“We’re supposed to, by Constitution, apportion or redistrict every 10 years. The state legislature in Texas couldn’t do it in the last legislature, and three judges did it and they did a very poor job, as evidenced that the fact that we have a minority of Republicans in our congressional delegation.”
Now, first off, that’s a lie. We’re supposed to enumerate; it doesn’t say anything about redistricting. Article 1, section 2 says:
Representatives and direct Taxes shall be apportioned among the several States which may be included within this Union, according to their respective Numbers, which shall be determined by adding to the whole Number of free Persons, including those bound to Service for a Term of Years, and excluding Indians not taxed, three fifths of all other Persons. The actual Enumeration shall be made within three Years after the first Meeting of the Congress of the United States, and within every subsequent Term of ten Years, in such Manner as they shall by Law direct. The Number of Representatives shall not exceed one for every thirty Thousand, but each State shall have at Least one Representative…
And Amendment XIV says:
Representatives shall be apportioned among the several States according to their respective numbers, counting the whole number of persons in each State, excluding Indians not taxed. But when the right to vote at any election for the choice of electors for President and Vice-President of the United States, Representatives in Congress, the Executive and Judicial officers of a State, or the members of the Legislature thereof, is denied to any of the male inhabitants of such State, being twenty-one years of age, and citizens of the United States, or in any way abridged, except for participation in rebellion, or other crime, the basis of representation therein shall be reduced in the proportion which the number of such male citizens shall bear to the whole number of male citizens twenty-one years of age in such State.

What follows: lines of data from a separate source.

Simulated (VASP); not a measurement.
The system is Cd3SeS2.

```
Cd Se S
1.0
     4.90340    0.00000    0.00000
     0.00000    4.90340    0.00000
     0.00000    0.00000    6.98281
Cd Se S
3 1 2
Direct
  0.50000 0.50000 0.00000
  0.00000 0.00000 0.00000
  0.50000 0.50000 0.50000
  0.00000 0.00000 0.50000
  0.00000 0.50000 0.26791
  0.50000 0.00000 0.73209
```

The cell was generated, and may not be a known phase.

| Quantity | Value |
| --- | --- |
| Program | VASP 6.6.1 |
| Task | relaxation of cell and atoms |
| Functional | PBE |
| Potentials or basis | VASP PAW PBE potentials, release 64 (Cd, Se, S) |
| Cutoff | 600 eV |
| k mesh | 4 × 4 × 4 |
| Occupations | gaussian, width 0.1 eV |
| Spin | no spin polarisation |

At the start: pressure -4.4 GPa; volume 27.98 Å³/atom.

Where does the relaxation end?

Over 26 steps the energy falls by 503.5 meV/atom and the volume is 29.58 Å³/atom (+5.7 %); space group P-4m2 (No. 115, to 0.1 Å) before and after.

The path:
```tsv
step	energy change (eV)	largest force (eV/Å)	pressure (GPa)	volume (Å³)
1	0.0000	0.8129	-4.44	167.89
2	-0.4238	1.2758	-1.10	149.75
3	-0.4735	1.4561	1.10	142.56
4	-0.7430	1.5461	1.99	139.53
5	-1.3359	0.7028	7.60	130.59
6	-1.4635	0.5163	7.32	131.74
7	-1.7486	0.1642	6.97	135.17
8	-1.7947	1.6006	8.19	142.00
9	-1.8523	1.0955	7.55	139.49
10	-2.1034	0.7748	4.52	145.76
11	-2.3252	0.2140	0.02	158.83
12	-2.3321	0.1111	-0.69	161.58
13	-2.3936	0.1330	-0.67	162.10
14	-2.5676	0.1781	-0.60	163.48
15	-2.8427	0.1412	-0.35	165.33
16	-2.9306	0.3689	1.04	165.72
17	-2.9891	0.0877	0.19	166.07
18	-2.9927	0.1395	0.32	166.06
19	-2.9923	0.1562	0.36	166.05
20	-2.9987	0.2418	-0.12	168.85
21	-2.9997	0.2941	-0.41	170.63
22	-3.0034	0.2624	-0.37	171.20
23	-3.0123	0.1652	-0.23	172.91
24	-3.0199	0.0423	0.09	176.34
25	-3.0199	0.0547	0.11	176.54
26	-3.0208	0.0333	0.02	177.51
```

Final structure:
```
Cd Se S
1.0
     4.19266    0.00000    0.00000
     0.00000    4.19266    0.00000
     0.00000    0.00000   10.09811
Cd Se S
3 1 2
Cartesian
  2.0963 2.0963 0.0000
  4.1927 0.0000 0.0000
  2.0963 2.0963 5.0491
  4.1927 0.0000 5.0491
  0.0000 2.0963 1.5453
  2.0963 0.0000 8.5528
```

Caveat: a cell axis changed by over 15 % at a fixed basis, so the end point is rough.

There’s nothing about Congressional districts in there. It just says that states get Representatives in proportion to their populations. (And he does mean the US Constitution; go read the full transcript.)
So, first off, DeLay is a big fat liar.
That said, yep, it’s a horrendously gerrymandered state. In 2002, 1,885,178 people voted for Democratic Congressmen and 2,290,723 voted for Republican Congressmen. And there’s a Democratic majority in the Texas delegation?
This combination of lying and accuracy is what gets me about major party politics.